Whenever I write something I think about my readers, people like you, and I wonder: What can I say that will help with the ugliness of anxiety?
In my own, simple way, I try to highlight the positive. I do that because I know that when you’re anxious it’s so easy to do the opposite.
It’s easier to despair and wrap yourself in the bitter embrace of fear than it is to be optimistic.
My critics lament that I’m too upbeat, but then again, that’s why they’ll probably stay anxious for the rest of their lives. Negativity has a way of throwing mud in your eye and blinding you to what you need to see in that regard.
That’s what I think anyway.
I’ve heard some people say nothing works for anxiety, that they’ll always be afraid, and unhappy.
Well. That’s not true. Especially the piece about being unhappy. In fact, I think that if you work on being happy you will, over time, reduce your anxiety.
Not to say that breathing, eating, and thinking right don’t help, but let’s not forget about the obvious, either.
Recently I got an email from a reader that asked how he could be happy despite stress. So I took the opportunity to create a podcast that addresses not just happiness in the face of stress, but happiness in general.

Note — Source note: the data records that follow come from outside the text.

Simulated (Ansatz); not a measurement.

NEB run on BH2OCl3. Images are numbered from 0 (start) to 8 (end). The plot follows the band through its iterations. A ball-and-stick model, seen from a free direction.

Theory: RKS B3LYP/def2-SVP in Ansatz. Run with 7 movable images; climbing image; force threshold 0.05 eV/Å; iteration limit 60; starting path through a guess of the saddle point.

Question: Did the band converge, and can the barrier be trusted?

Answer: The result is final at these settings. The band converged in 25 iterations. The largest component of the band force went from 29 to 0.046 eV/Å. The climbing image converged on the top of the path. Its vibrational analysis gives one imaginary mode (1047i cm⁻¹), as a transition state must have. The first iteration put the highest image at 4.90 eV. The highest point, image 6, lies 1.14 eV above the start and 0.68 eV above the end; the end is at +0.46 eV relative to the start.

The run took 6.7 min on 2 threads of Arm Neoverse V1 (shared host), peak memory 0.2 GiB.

It makes sense that he framed his question like that. When stress and anxiety beat you up all the time it’s hard not to think about everything in the context of those kinds of emotions; those heavy, I’m wearing wet jeans kinds of feelings.
I didn’t focus on negative feelings though. I just asked the question more simply.
How do you go about being happy, at all?
To answer that question I defined what happiness is, then I list, what I believe to be, the best ways to achieve happiness.
It’s certainly not the only, easiest, or most creative way. But it works.